Finishing my dissertation

What is the biggest challenge you will face in the next six months?

I lost my mum last year. Like everyone who looses a parent, I never thought I would have to say that sentence.

My mum has always been a big part of the work I do. She spell checked everything, she let me explain it to her 100 times. She was always behind me.

You may have noticed there was a spelling mistake in the web address for this blog, I fixed it now. But if I had my mum that would have never been there.

So my mum was a big help with the start of my masters dissertation, but I’m really struggling to get it finished without her. In all honesty I’m struggling to find the motivation to even try.
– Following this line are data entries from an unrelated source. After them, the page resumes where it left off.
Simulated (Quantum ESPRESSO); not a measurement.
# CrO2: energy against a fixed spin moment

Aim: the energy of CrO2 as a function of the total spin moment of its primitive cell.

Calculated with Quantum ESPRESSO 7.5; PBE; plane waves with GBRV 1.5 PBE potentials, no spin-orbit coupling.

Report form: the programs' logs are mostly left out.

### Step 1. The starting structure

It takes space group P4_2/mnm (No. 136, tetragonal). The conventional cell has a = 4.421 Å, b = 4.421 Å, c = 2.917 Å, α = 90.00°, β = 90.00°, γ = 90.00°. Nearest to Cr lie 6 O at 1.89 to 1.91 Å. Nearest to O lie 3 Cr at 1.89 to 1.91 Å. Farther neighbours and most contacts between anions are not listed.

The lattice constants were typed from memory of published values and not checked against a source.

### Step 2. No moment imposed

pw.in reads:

But what does this have to do with inacessiblity? I wouldn’t be writing about this here if it was unrelated.

As a physically disabled person, who is academically capable there is a lot of pressure for me to do well in academia. I’ve had this pressure from able people who say I shouldn’t let my disability hold me back. And from disabled people who say I owe it to the disabled people who can’t succeed in academia, to succeed in academia.

Both sides of my life, both halves of the whole, mean well and they just want me to succeed. I want to succeed.

But sometimes that’s a lot of pressure.

One of the reasons I was initially pushed away from active activism for disabled people when I was young, was because of the pressure.

But without my mum sometimes it feels like I’ll never be able to navigate the pressure again.

I used to pride myself on never having missed a deadline. But when mum got sick I obviously took a break. And that break meant that I missed the initial deadline. I missed a deadline and the world did not end. And honestly sometimes that feels a little rude. The world should have ended when I failed as a disabled academic, when I missed a deadline. The world should have ended when my mum died, right?

But it didn’t, and this deadline still looms over me. I don’t want to fail when I’m so close to succeeding. I really hope I won’t but I’m honestly not sure right now.

If the world were more accessible to me I wouldn’t be forced to put all my eggs in one basket like this.

My deadline is the end of April, wish me luck please. I feel like I need it.